Walt Whitman

For Him I Sing - Analysis

A hymn for a person who can hold contradictions

This brief poem makes a bold claim: Whitman is singing for someone who becomes most fully himself by absorbing what seems larger than him. The speaker doesn’t praise a hero for escaping history or rules; he praises a figure who can take time, space, and immortal laws into his own being so thoroughly that they no longer feel external. The final line—the law unto himself—isn’t just about independence. It’s about an almost sacred kind of self-governance earned through contact with what precedes and exceeds the self.

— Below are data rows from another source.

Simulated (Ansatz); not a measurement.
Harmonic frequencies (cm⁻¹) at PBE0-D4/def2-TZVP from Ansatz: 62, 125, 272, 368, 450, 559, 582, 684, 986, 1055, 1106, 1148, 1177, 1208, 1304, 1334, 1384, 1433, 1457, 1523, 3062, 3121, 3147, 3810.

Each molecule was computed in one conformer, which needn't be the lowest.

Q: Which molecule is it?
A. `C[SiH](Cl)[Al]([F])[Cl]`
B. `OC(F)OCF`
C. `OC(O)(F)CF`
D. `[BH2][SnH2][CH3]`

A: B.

The tree image: selfhood rooted in what came before

The parenthetical comparison is the poem’s emotional anchor: some perennial tree that grows out of its roots, with the present on the past. A tree doesn’t invent itself from nothing; it rises because of what’s already buried and living beneath it. By linking his subject to this tree, Whitman suggests a self that is not a clean break from tradition, ancestry, or earlier experience. The phrase the present on the past implies layering: the new moment is supported by (and maybe indebted to) older growth.

“I him dilate”: the singer enlarges the subject beyond a single life

Whitman’s voice is not modest here. For him I sing frames the poem as dedication, but the next claim—With time and space I him dilate—turns the singer into someone who can expand a person until he fills the cosmos. The tone becomes prophetic, as if the act of singing is a kind of making. This dilation implies that the person Whitman celebrates matters not only privately but at the scale where time and space are the measuring tools.

Immortal laws, and the danger of turning them inward

The key tension arrives in the collision between universal rule and individual freedom. Whitman says he will fuse the immortal laws—not discard them—so that the subject can make himself through them. Yet the outcome is radical: those laws become internalized so deeply that he becomes the law unto himself. This is both empowering and risky. If laws are fused into the self, are they still checks on ego, or do they become a justification for whatever the self wants?

A sharper question the poem leaves hanging

Whitman’s tree image insists on rootedness, but the ending insists on sovereignty. So what exactly keeps the law unto himself from becoming mere self-will? The poem seems to answer: the self he’s praising is built out of its roots, with the present resting on the past, not floating free of it.

What the poem finally celebrates

In four lines, Whitman sketches an ideal person who can carry a whole order of meaning inside his own identity: growing like a perennial tree, stretched across time and space, and shaped by immortal laws without being crushed by them. The song is not just admiration; it’s an attempt to create a model of selfhood where tradition becomes nourishment, universals become intimate, and freedom becomes a disciplined, almost cosmic maturity.